First, yes I am a fan of some of the what people are calling "original" WED attractions. However, I don't totally agree with this entire moral superiority over something spring boarding from a movie versus something from a general genre.
There is a right way of doing things though and a wrong way. Marketing deciding to mandate a quick change for a few bucks obviously is not an original. At the opposite end of the spectrum I find it extremely hard to turn around and say Tony Baxter's vision for DLP wasn't original because he threw Tomorrowland and the Jules Verne's IP into a blender. The Nautilus walk through doesn't suddenly lose its lustre because he didn't reinvent the entire wheel from scratch and write his own story about a steam punk oceaneer. I don't look to Indy and think this isn't as original of an attraction as Pirates because someone produced a movie of it first. Likewise I don't look to Mysterious Island and think it is bogged down in its tie to literature.

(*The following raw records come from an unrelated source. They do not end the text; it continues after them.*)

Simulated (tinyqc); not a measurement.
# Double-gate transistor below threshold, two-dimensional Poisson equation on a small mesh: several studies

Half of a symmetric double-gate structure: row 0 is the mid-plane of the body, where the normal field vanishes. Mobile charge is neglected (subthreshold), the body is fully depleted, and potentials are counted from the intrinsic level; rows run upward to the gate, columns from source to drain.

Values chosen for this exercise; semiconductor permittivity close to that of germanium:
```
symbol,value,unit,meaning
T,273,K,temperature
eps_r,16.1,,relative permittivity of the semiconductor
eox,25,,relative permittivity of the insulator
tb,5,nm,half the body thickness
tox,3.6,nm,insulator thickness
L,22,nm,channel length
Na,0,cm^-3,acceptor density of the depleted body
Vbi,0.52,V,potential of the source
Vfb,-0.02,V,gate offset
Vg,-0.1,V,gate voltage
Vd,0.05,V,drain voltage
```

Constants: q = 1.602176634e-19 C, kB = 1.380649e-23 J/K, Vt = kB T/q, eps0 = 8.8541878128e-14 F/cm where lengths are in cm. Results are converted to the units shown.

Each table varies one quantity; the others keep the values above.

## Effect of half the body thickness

The same things apply in my mind to an IP when imagineers are actually let loose to create something from scratch, just because there is an end goal request (i.e. please make a cake, or use Star Wars) doesn't suddenly mean the process can't be as original as them spontaneously deciding to make a cake on their own. The problem is when the recipe itself starts being passed from on high, not the IP request.
People are laser focused on the IP, that's really not the main issue though. It's when the creative reins are too ham fisted to save a few bucks.